The Poor Kids Do It Every Day

Episode Report Card
Cindy McLennan: B- | 2 USERS: A+
The Count of 3 Isn't a Plan. It's Sesame Street.
In a hurry? Read the recaplet for a nutshell description!

Welcome back, everyone. I know some of you have just been hanging in there, waiting for Jason Dohring (Logan Echolls on Veronica Mars) to appear. Your patience has been rewarded, so let's get to it, shall we?

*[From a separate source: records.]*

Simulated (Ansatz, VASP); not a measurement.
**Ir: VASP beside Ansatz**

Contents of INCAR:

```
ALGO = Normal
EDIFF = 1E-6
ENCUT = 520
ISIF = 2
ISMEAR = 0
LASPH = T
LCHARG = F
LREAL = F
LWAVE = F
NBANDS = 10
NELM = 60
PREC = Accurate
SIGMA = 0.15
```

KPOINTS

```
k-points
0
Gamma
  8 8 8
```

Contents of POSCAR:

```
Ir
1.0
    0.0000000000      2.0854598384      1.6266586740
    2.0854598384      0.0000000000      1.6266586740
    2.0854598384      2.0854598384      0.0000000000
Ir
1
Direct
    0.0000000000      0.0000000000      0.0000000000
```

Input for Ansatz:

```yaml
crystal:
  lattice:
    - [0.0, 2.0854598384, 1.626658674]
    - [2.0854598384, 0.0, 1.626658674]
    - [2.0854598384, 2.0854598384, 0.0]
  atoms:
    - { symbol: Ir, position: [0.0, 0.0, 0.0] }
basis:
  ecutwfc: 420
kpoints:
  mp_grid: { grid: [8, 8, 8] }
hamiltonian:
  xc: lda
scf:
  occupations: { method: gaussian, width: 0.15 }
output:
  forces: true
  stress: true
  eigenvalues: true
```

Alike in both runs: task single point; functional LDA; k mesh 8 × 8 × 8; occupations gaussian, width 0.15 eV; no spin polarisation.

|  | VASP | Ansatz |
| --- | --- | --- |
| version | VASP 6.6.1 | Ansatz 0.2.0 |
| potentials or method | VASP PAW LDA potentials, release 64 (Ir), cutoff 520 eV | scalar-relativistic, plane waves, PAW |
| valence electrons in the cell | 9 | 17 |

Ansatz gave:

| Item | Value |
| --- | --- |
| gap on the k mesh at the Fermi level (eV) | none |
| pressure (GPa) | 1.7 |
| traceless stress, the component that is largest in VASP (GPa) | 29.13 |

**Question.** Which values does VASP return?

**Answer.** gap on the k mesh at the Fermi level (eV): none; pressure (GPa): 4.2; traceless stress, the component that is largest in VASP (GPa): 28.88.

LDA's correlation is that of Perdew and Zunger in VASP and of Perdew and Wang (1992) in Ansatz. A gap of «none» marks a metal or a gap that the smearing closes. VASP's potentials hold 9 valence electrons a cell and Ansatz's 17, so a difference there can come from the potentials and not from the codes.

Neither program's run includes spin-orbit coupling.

We pick up right where the last episode left off, so Bridget is still only two weeks into assuming Shiv's life. I mention that, because people keep wondering how long she can fake this pregnancy (unless Bridget is also pregnant). In the show's chronology, it hasn't been all that long. Bridget tucks in an already sleeping Juliet. Andrew finally arrives home with Juliet's contrivance aspirin. He tells Bridget that Gemma called to tell him something important. "The thing is, when I got to the Butler's, Henry told me she wasn't there. That's a bit odd, right? The thing is, she sounded a bit off when we spoke, and so did Henry, for that matter. You wouldn't have any idea what she wanted to talk to me about?" Maybe how you're overusing "the thing is?" Bridget: "Not a clue." Girl, I hope you are wearing some preternaturally strong Depends under that black peignoir set. Andrew suggests Bridget call Gemma in the morning and make sure she's okay.

Gramercy Park: Henry bleaches the blood off his walls, cleans up the broken vase, and tosses the evidence in a trash bag, in a terrifically cheesy montage that ends with him glaring into the camera, and me making an appointment to get my cholesterol checked. Title card.

Park Ave., Morning: We hear Gemma's voice mail greeting: "You've reached Gemma. Don't be boring." I kind of love that. Bridget leaves a loaded, "I thought we came to an understanding" message ending with, "I would like to be the friend to you that my sister never was... if you'll let me." My word, she says too much in recordings. Andrew and Juliet enter the room, arguing about her short-shorts which he deems inappropriate, particularly on her first day of school. He's not exaggerating. I think I just accidentally gave her an internal examination. Bridget chimes in that they are a little "fabric-challenged" and everyone, everywhere, who ever watched at least 3 minutes of Buffy the Vampire Slayer, yells out, "BUFFY, I TOTALLY KNEW IT WAS YOU THE WHOLE TIME!" And then half of us whisper about the fabric challenged mini-skirts Buffy favored, especially in Season 1.